Judge Ralph Erickson minced no words in condemning the EPA's attempt to control much of America's privately held land by regulating the water on it, calling the EPA regulation "inexplicable, arbitrary and devoid of a reasoning process."
Erickson issued an injunction in the 13 states that sued. But the EPA, never one to give up a power grab, says it will impose its rule on the rest of us anyway.
Under the Clean Water Act, the EPA has regulatory power over "navigable" waters and any tributary to those waters. The EPA has stretched that definition to the breaking point, essentially saying if a piece of land is wet, it's the EPA's to regulate as it sees fit.
"The rule asserts jurisdiction over waters that are remote and intermittent waters," Erickson wrote in his injunction. "No evidence actually points to how these ... wetlands have any nexus to a navigable-in-fact water."
The EPA interpretation would lead to private land owners having to ask permission from the government to do anything. It would give the EPA sweeping control over almost all private land in America.
This abuse by the Obama administration of its regulatory powers isn't an isolated incident. It's a pattern.
In June 2014, the Supreme Court blocked Obama's EPA from implementing some of its draconian new rules on CO2 emissions.
In June of this year, the court ruled that the EPA had "unreasonably" failed to consider the cost of its new coal regulations.
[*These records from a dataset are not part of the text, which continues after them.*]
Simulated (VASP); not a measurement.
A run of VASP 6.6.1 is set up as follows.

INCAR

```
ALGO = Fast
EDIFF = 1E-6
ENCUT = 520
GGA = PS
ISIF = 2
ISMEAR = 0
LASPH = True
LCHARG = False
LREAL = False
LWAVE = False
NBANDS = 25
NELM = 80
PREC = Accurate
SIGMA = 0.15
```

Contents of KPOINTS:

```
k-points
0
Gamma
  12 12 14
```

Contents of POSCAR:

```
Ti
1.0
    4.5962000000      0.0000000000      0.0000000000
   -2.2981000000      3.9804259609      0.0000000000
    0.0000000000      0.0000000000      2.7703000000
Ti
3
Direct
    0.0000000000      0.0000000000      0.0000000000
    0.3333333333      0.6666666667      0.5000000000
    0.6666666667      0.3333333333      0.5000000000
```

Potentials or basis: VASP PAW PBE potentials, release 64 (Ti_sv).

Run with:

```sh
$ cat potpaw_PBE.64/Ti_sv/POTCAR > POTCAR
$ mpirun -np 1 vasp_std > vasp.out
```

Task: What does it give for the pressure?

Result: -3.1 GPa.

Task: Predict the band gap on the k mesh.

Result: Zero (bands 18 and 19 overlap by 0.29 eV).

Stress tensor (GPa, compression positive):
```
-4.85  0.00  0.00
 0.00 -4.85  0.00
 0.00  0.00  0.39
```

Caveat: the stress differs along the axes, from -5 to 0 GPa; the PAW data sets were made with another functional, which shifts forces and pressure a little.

And as far back as 2011, the D.C. district court threw out EPA restrictions on cement manufacturers, saying the agency ignored its own rules and due process in imposing costly restrictions on cement makers.
In 2012, the Competitive Enterprise Institute's Wayne Crews estimated EPA regulations cost America $353 billion a year. With a recent surge in absurdly expensive rules — including the $1.1 trillion ozone regulations just put in place — that cost is soaring.
The EPA is out of control. Like the rest of our expanding federal bureaucracy, it has seized power the Constitution never intended it to have — power that diminishes states' sovereignty and the rights to private property. The EPA must be reined in — or abolished.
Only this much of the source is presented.